If you would like higher verboseness (e.g. print PGD iterations),
you may export the environment variable `export PGD=1`.
'''
self.model = model
self.eps = eps
self.alpha = alpha
self.pgditer = pgditer
self.attack_type = attack_type
self.M = M
self.W = W
self.pm = pm
self.verbose = verbose
self.device = device
self.metric = metric
self.XI = 1.
# default mode is PGD. Any specified attack will be optimized using
# PGD. Alternative option is NES. This attribute should be set
# using the set_mode(...) method after instantiation.
self.__mode = 'PGD'
# NES parameters. not used in PGD mode
self.__nes_params = {
'Npop': 100,
'lr': 3./255., # alpha=3/255 in rob28/rob224 profile.
'sigma': eps / 0.5,
}
def __str__(self):
return f'>_< AdvRank[{self.attack_type}/{self.__mode}] metric={self.metric}'
def set_mode(self, mode: str, *, surrogate: object = None):
assert mode in ('PGD', 'NES', 'Transfer')
if mode == 'Transfer' and surrogate is None:
raise ValueError('please pass in a surrogate model')
if self.verbose:
print(f'>_< setting AdvRank instance into {mode} mode.')
self.__mode = mode
if surrogate is not None:
self.__transfer_surrogate = surrogate
def __call__(self, images, labels, candi) -> tuple:
'''
Main entrance of this class
'''
return self.attack(images, labels, candi)
def update_xi(self, loss_sp):
'''
ECCV20 paper (2002.11293) uses a fixed xi parameter.

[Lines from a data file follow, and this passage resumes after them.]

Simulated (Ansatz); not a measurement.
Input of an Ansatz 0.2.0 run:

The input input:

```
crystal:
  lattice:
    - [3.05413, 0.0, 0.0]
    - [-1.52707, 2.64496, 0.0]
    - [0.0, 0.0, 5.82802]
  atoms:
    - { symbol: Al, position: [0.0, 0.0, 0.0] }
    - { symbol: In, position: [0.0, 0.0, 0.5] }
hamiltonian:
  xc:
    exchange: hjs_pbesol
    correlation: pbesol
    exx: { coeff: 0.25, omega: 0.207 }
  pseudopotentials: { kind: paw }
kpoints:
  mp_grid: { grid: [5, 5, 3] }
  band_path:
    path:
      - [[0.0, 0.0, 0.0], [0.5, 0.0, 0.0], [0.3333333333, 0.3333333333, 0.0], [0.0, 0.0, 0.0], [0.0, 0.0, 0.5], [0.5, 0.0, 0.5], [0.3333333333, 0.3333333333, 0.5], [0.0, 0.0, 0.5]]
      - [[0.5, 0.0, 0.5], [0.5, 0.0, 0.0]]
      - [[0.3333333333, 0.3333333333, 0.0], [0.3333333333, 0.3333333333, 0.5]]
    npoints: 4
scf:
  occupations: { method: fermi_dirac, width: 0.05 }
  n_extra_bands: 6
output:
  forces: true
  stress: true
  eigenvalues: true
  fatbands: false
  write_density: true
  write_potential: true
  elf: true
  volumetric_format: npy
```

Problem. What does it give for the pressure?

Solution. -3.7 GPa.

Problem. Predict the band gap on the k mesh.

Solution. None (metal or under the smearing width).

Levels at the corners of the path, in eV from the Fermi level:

Here we use a dynamic one which does not participate in backprop.
'''
if not hasattr(self.model, 'dataset'):
# we are running pytest.
self.XI = 1e0
return
if isinstance(loss_sp, th.Tensor):
loss_sp = loss_sp.item()
# self.XI = np.exp(loss_sp.item() * 5e4) # very strict
if any(x in self.model.dataset for x in ('mnist',)):
self.XI = np.min((np.exp(loss_sp * 2e4), 1e9))
elif any(x in self.model.dataset for x in ('fashion',)):
self.XI = np.min((np.exp(loss_sp * 4e4), 1e9))
elif any(x in self.model.dataset for x in ('cub',)):
self.XI = np.min((np.exp(loss_sp * 4e4), 1e9))
elif any(x in self.model.dataset for x in ('cars',)):
self.XI = np.min((np.exp(loss_sp * 7e4), 1e9))
elif any(x in self.model.dataset for x in ('sop',)):
self.XI = np.min((np.exp(loss_sp * 7e4), 1e9))
else:
raise NotImplementedError
# prevent overflow in np.exp
if np.isnan(self.XI) or np.isinf(self.XI):
self.XI = 1e7
#print(type(self.XI), self.XI) # XXX
# XXX: weird: if we print it it no longer overflow
# this is a numpy (== 1.21.5) issue.
assert not np.isnan(self.XI)
assert not np.isinf(self.XI)
def forwardmetric(self, images: th.Tensor) -> th.Tensor:
'''
metric-aware forwarding
'''
output = self.model.forward(images)
if self.metric in ('C', 'N'):
return F.normalize(output)
elif self.metric in ('E', ):
return output
def __surrogate_forwardmetric(self, images: th.Tensor) -> th.Tensor:
output = self.__transfer_surrogate.forward(images)
if self.metric in ('C', 'N'):
return F.normalize(output)
elif self.metric in ('E', ):
return output
def outputdist(self, images: th.Tensor, labels: th.Tensor,
candi: tuple) -> tuple:
'''
calculate output, and dist w.r.t. candidates.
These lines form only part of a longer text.